The National Landlords Association (NLA) and the NRLA Explained
If you have been looking for the National Landlords Association, here is the short version: it no longer exists on its own. In 2020 the NLA merged with the Residential Landlords Association (RLA) to create one body, the National Residential Landlords Association (NRLA). Same job, bigger organisation, one name instead of two.
So when someone points you towards "the NLA" today, what they almost always mean is the NRLA. This page explains what happened, what a landlords' association actually does for you, and what landlords tend to weigh up before paying for membership.
Article updated: June 2026
What happened to the National Landlords Association?
For more than 20 years there were two big membership bodies competing for the same landlords: the National Landlords Association and the Residential Landlords Association. Both did much the same thing. They lobbied government, ran training, and offered advice and discounts to members.
In August 2019 the two announced they would join forces. Members of both bodies voted in favour at general meetings on 17 September 2019, and the merged organisation, the National Residential Landlords Association, launched on 1 January 2020. It started with more than 80,000 members representing around 500,000 rented properties, which made it the largest landlord group in the country overnight.
It has kept growing. Membership passed 90,000 in early 2021 and crossed 100,000 by the end of 2022. The chief executive is Ben Beadle. Richard Lambert, who ran the NLA before the merger, is no longer involved. The NLA and RLA names have been retired. There is one body now, it covers England and Wales, and it is the NRLA.
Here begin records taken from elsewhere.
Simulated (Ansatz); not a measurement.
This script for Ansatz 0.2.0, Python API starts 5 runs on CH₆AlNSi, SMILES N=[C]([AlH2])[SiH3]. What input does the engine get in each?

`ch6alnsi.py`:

What is a landlords' association?
A landlords' association is a membership organisation that represents and supports private landlords. Most start life as a lobbying group, fighting the sector's corner with government, then grow into a wider support network. The NRLA is the obvious example, but it is not the only one.
The private rented sector is one of the most heavily regulated parts of property. There are more than 100 Acts of Parliament and hundreds of separate regulations that touch landlords, covering everything from how you protect a deposit to how you end a tenancy. The rules also change often. An association's core promise is simple: keep you on the right side of all of it without you having to read every piece of legislation yourself.
What does the NRLA do for landlords?
Strip away the marketing and an association earns its membership fee in four ways:
- Representation. It lobbies government and responds to consultations on the rules that affect lettings, so landlords have one collective voice rather than thousands of individual ones nobody hears.
- Advice. A phone and online advice line staffed by people who know the legislation, for the moments when something goes wrong and you need an answer quickly.
- Training and accreditation. Courses, webinars, and a recognised accreditation scheme you can point to as proof you run your lettings properly.
- Member services. Tenancy agreements, document templates, and discounts on the things landlords buy anyway, such as insurance, deposit protection, and tenant referencing.
In my experience the advice line is the part most landlords actually value. You can read the rules in advance, but the day a tenant stops paying or a notice has to be served exactly right, having someone on the end of a phone who has seen it a hundred times is worth a lot.
Who joins a landlords' association?
Members range from full-time landlords running large portfolios to people letting a single flat. Whether you are still building a portfolio from buy-to-let property for sale or letting a single one, the regulatory burden is much the same. A big chunk are so-called accidental landlords, people who never set out to let property but ended up doing it after inheriting a house, moving for work, or moving in with a partner.
Accidental landlords are often the ones who get caught out, because they only start thinking like a landlord when something breaks. The repair bill lands, the rent stops, or the tenancy has to end and they realise the right paperwork was never in place. That is usually the point people go looking for an association.
Do you have to join a landlords' association?
No. Joining is voluntary. There is no law that says a landlord has to belong to the NRLA, or any other body, to let property in England or Wales.
That could change over time. Government has discussed a mandatory national landlord register, and selective licensing schemes already apply in many local areas. Membership of an association is a different thing from those legal requirements, but the two often get talked about together, so it helps to know the difference. An association is support you choose to pay for. A register or a licence is something the law makes you do.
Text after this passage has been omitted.